I’m in a house on the shore of Lake Erie waiting for the rain to stop so we can go swimming. Every day this week, we’ve had beautiful weather and I haven’t even opened the computer for anything (until last night when I got an e-mail announcing Land’s End’s end of season swimsuit sale – now the kids all have new suits for next year in the mail) because I haven’t felt like it. On vacation, you can pretend the real world doesn’t exist. You can pretend that nothing bad is happening anywhere in the world because you’re watching your kids splash and swim in the water like fishes and digging holes to China in the sand with their cousins. On vacation, you can watch the sun set over Cedar Point and imagine that, even though it’s miles away, you can hear people screaming on the roller coasters. You can eat cookies and chips and drink pop and pretend there are no calories (ha!).
(On a side note, on vacation you can stress about trying to make everybody happy when you’re staying with more than one family. You can stress about the weather, sunburns, and schedules. You can worry about your kids waking everyone up before 6:00 and whining all day because they stayed up too late, again. You can stress about making sure your kids don’t eat too much junk or telling on their cousins even though they aren’t being angels either.)

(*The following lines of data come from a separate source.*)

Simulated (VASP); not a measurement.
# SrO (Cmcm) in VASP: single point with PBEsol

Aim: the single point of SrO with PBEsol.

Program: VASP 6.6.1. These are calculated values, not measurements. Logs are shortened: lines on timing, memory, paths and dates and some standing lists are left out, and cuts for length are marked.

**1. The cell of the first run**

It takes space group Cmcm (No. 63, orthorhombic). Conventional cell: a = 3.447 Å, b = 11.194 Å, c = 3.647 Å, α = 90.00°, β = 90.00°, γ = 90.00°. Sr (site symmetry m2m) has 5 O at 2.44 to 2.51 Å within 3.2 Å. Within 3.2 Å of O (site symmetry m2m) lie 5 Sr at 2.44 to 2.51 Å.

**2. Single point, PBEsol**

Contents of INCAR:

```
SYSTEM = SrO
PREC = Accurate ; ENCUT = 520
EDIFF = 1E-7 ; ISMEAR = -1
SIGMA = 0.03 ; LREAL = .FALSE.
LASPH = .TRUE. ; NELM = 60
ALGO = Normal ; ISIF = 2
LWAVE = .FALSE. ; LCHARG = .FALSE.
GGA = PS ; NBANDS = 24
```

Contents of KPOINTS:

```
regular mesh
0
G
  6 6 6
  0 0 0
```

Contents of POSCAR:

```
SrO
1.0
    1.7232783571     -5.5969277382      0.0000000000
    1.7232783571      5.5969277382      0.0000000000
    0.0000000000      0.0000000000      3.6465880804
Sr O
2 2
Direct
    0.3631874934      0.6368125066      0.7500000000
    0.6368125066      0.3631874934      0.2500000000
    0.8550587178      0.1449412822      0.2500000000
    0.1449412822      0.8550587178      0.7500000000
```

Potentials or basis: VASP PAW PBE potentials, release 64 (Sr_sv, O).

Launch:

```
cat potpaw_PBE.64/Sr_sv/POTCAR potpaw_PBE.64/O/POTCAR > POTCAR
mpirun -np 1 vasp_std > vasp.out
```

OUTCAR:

I’ve thought of lots of silly things to write about – cute things the kids said (like Sienna who was singing “This Little Light of Mine” and said “Won’t let Santa pffff it out, I’m gonna let it shine”), how amazed I am at how well my kids are swimming. I have watched Ethan in swim class – he jumps into the deep end and can swim to his instructor, so I knew he was doing great; but the girls shocked me because, without noodles or swim rings, they would sort of dive under the water and kick their feet (Sienna with her little bum way in the air) and actually move forward.
I thought about writing about how it’s so hard to not worry that I’m going to upset Tom’s family (with whom we are vacationing) because we doing things differently. (You know I always worry about making sure people know that just because I do things a certain way doesn’t mean I think everyone has to do it that way – that I’m right and they are wrong.) I’m a bit anal retentive – I have a hard time letting go of normal routines and diets even on vacation, especially where the kids are concerned. I feel like I seem like a mean mommy for saying “no” to my kids if they ask for too many treats, or if I say it’s time for bed at 8:30 or 9:00 or if I insist they take a nap one day instead of swimming more or going some place fun.
I thought about writing about how much I hate vitiligo and how I feel like a leper or how I have eaten too much and feel like a big blob – and yet I keep eating and eating.
I thought about writing how I’ve only had one bad headache this week and how that makes me happy and scared at the same time; happy because I feel good, scared because I doubt it will last.
I even thought about writing about “The Count of Monte Cristo” because I just finished reading it on my Nook yesterday. (And even how I love my Nook!!) How amazingly “religious” Alexandre Dumas was. I was truly awed by how faith played the most significant role in the book without seeming like it was a “Christian” book. In fact, I’ve read several “classics” recently and so many of them just assume that everyone believes in God and He just plays a natural part in those books. Too many “Christian” books these days feel so forced. It makes me excited to think that someday, in heaven, I’ll meet the author of “The Three Musketeers”!
But in the end, I didn’t feel like writing about any of those things because, even though it’s raining, I’m still on vacation and I don’t feel like thinking hard enough to write about anything deep or important. I don’t feel like proofreading or editing or even rereading anything I wrote. I just want to start another book on my Nook and pretend that tomorrow, we won’t be going back to reality.